That opens up an interesting option for endpoints to “go dark” by
selectively or completely deleting entries from personal keyring to
protect their counter-parties.

> 5) Why use encryption of a secret as the ZKP of a_comm_pk? A signature would be the more conventional route.

That is indeed a gnarly part, good catch. Main reason is the limit of
a library we had to work with. Nacl uses different key formats for
encryption (crypto_box) and signatures (crypto_sign). We based our web
stack on nacl-js, which doesn’t yet support for conversion between
these 2 types. So the judgment call was to either create
unproven/untested code that will do sophisticated key converstion, or
accept slightly bizzare structuring of the protocol, but keep all
execution paths 100% within proven nacl functions. The latter seemed
like significantly less risky choice.

> 6) I'd suggest considering also being able to use verify_token from 1 above in the upload command (maybe as a 'fast upload' command). It simplifies dumb send-only clients (don't have an HPK, may not need asymmetric crypto implementations).

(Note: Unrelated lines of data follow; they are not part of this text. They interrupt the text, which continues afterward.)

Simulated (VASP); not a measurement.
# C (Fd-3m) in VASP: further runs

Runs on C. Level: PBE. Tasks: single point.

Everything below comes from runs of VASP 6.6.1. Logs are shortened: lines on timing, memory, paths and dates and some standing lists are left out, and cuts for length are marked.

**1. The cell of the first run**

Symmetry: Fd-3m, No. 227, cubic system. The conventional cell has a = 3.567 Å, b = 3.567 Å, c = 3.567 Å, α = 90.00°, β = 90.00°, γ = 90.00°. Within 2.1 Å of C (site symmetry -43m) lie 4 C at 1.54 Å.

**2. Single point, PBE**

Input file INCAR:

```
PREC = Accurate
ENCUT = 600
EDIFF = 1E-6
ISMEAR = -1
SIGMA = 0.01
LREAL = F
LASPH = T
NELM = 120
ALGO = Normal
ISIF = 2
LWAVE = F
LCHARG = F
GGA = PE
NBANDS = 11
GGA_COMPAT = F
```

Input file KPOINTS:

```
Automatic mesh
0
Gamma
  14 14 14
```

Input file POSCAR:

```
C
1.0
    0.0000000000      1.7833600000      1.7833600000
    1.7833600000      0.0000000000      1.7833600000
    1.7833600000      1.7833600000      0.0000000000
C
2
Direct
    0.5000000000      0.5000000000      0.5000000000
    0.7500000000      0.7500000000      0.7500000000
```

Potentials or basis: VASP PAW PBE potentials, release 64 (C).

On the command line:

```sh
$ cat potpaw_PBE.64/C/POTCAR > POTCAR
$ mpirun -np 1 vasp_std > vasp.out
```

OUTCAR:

Am i undersanding correctly that “send only” client would be an
endpoint _without_ its own HPK, but who can message another HPK? Any
specific use cases for such “send only” clients? I’m a bit warry about
allowing this: if they don’t have own HPK, they are effecitively
becoming unlimited “anon” users, and zax can not verify anything about
them before accepting communications. Maybe you have specific use
cases in mind that would allow to make requirements a bit tighter and
avoid wide open case of “any anon” => HPK communications?